Many consumers have never heard of anti-trust laws, but enforcement of these laws saves consumers millions and even billions of dollars a year. Anti-trust laws – also referred to as “competition laws” – are statutes developed by the U.S. Government to protect consumers from predatory business practices by ensuring that fair competition exists in an open-market economy. Anti-trust laws are applied to a wide range of questionable business activities, including but not limited to:

  • Market allocation: Both companies mark there territory and don’t enter the other’s.
  • Bid rigging: There are three companies in an industry, and all three decide to quietly operate as a cartel. Company 1 will win the current auction, so long as it allows Company 2 to win the next and Company 3 to win thereafter. Each company plays this game so that all retain current market share and price, thereby preventing competition.
  • Price fixing: There are only two companies in industry, and both the products are so similar that the consumer is indifferent between the two except for price. In order to avoid a price war, they decide to sell the products at the same price to maintain margin, resulting in higher costs than the consumer would otherwise pay.
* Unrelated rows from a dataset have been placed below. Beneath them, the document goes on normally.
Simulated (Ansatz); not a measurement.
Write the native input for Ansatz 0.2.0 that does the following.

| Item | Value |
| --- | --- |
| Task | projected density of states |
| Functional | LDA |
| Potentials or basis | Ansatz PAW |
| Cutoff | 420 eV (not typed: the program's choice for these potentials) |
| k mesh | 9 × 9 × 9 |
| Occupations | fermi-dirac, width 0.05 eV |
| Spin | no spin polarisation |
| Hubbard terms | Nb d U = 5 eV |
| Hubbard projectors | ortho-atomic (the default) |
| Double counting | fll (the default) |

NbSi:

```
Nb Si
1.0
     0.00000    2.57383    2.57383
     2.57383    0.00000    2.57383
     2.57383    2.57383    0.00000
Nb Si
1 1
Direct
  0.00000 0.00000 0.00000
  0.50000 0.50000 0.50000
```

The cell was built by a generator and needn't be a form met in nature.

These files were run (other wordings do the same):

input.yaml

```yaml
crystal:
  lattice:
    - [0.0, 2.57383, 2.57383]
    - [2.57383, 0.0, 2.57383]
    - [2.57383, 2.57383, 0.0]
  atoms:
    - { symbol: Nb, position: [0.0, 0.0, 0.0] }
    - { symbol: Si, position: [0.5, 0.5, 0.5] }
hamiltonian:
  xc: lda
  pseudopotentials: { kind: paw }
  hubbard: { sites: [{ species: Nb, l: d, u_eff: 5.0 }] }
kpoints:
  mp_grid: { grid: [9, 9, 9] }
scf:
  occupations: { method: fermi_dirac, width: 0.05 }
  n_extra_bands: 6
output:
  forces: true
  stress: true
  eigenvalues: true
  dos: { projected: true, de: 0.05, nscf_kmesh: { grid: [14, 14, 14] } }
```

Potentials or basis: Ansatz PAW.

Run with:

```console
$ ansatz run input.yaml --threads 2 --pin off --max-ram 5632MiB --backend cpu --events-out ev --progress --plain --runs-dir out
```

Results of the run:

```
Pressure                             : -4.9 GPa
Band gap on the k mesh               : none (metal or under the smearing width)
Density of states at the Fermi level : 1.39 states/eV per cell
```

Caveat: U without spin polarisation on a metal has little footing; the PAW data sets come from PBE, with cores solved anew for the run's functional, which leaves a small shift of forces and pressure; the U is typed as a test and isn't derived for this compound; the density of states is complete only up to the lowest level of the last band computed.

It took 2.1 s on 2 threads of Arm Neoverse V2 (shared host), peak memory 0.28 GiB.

The Federal Government enforces three major Federal antitrust laws, and most states also have their own. Essentially, these laws prohibit business practices that unreasonably deprive consumers of the benefits of competition, resulting in higher prices for products and services.

The three major Federal anti-trust laws are:

  • The Sherman Antitrust Act
  • The Clayton Act
  • The Federal Trade Commission Act.

The following information on these laws comes from the Anti-trust Enforcement and the Consumer guide.

The Sherman Anti-trust Act:

This Act outlaws all contracts, combinations, and conspiracies that unreasonably prevent interstate and foreign trade. This includes agreements among competitors to fix prices, rig bids, and allocate customers, which are punishable as criminal felonies.

The Sherman Act also makes it a crime to monopolize any part of interstate commerce. An unlawful monopoly exists when one firm controls the market for a product or service, and it has obtained that market power, not because its product or service is superior to others, but by suppressing competition with anti-competitive conduct.

The Act, however, is not violated simply when one firm’s vigorous competition and lower prices take sales from its less efficient competitors; in that case, competition is working properly.

The Clayton Act:

This Act is a civil statute (carrying no criminal penalties) that prohibits mergers or acquisitions that are likely to lessen competition. Under this Act, the Government challenges those mergers that are likely to increase prices to consumers.

All persons considering a merger or acquisition above a certain size must notify both the Antitrust Division and the Federal Trade Commission. The Act also prohibits other business practices that may harm competition under certain circumstances.

The Federal Trade Commission Act:

This Act prohibits unfair methods of competition in interstate commerce, but carries no criminal penalties. It also created the Federal Trade Commission to police violations of the Act.

The Department of Justice also often uses other laws to fight illegal activities, including laws that prohibit false statements to Federal agencies, perjury, obstruction of justice, conspiracies to defraud the United States and mail and wire fraud. Each of these crimes carries its own fine and imprisonment term, which may be added to the fines and imprisonment terms for antitrust law violations.